By Jennifer Griffin and Lucas Tomlinson
Russian warplanes began bombarding Syrian opposition targets in the war-torn nation's north Wednesday, following a terse meeting at which a Russian general asked Pentagon officials to clear out of Syrian air space and was rebuffed, Fox News has learned.
A U.S. official said Russian airstrikes targeted fighters in the vicinity of Homs, located roughly 60 miles east of a Russian naval facility in Tartus, and were carried out by a "couple" of Russian bombers. The strikes hit targets in Homs and Hama, but there is no presence of ISIS in those areas, a senior U.S. defense official said. These planes are hitting areas where Free Syrian Army and other anti-Assad groups are located, the official said.
Activists and a rebel commander on the ground said the Russian airstrikes have mostly hit moderate rebel positions and civilians. In a video released by the U.S.-backed rebel group Tajamu Alezzah, jets are seen hitting a building claimed to be a location of the group in the town of Latamna in the central Hama province.
The group commander Jameel al-Saleh told a local Syrian news website that the group's location was hit by Russian jets but didn't specify the damage.
A group of local activists in the town of Talbiseh in Homs province recorded at least 16 civilians killed, including two children.
According to a U.S. senior official, Presidents Obama and Putin agreed on a process to "deconflict" military operations. The Russians on Wednesday "bypassed that process," the official said.
"That's not how responsible nations do business," the official said.
The development came after Pentagon officials, in a development first reported by Fox News, brushed aside an official request, or "demarche," from Russia to clear air space over northern Syria, where Moscow said it intended to conduct airstrikes against ISIS on behalf of Assad, according to sources who spoke to Fox News. The request was made in a heated discussion between a Russian three-star general and U.S. officials at the American Embassy in Baghdad, sources said.

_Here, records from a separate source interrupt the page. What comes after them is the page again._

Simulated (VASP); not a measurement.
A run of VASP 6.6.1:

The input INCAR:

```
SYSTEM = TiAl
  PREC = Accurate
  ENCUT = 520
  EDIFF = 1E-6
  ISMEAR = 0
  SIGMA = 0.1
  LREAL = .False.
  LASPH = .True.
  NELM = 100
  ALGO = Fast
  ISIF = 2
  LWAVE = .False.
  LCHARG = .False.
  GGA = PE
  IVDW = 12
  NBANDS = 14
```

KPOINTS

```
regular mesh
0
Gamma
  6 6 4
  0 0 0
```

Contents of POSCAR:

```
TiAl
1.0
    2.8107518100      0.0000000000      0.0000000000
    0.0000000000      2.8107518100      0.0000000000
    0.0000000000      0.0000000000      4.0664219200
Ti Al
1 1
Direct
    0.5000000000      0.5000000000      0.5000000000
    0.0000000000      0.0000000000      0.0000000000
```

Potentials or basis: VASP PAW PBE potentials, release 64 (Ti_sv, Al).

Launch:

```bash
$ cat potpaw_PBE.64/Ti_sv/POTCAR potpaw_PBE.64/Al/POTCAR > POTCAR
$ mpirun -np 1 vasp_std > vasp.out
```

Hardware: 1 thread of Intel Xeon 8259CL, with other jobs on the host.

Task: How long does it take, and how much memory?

"If you have forces in the area we request they leave," said the general, who used the word "please" in the contentious encounter.
A senior Pentagon official said the U.S., which also has been conducting airstrikes against ISIS, but does not support Assad, said the request was not honored.
"We still conducted our normal strike operations in Syria today," the official said. "We did not and have not changed our operations."
"We still conducted our normal strike operations in Syria today"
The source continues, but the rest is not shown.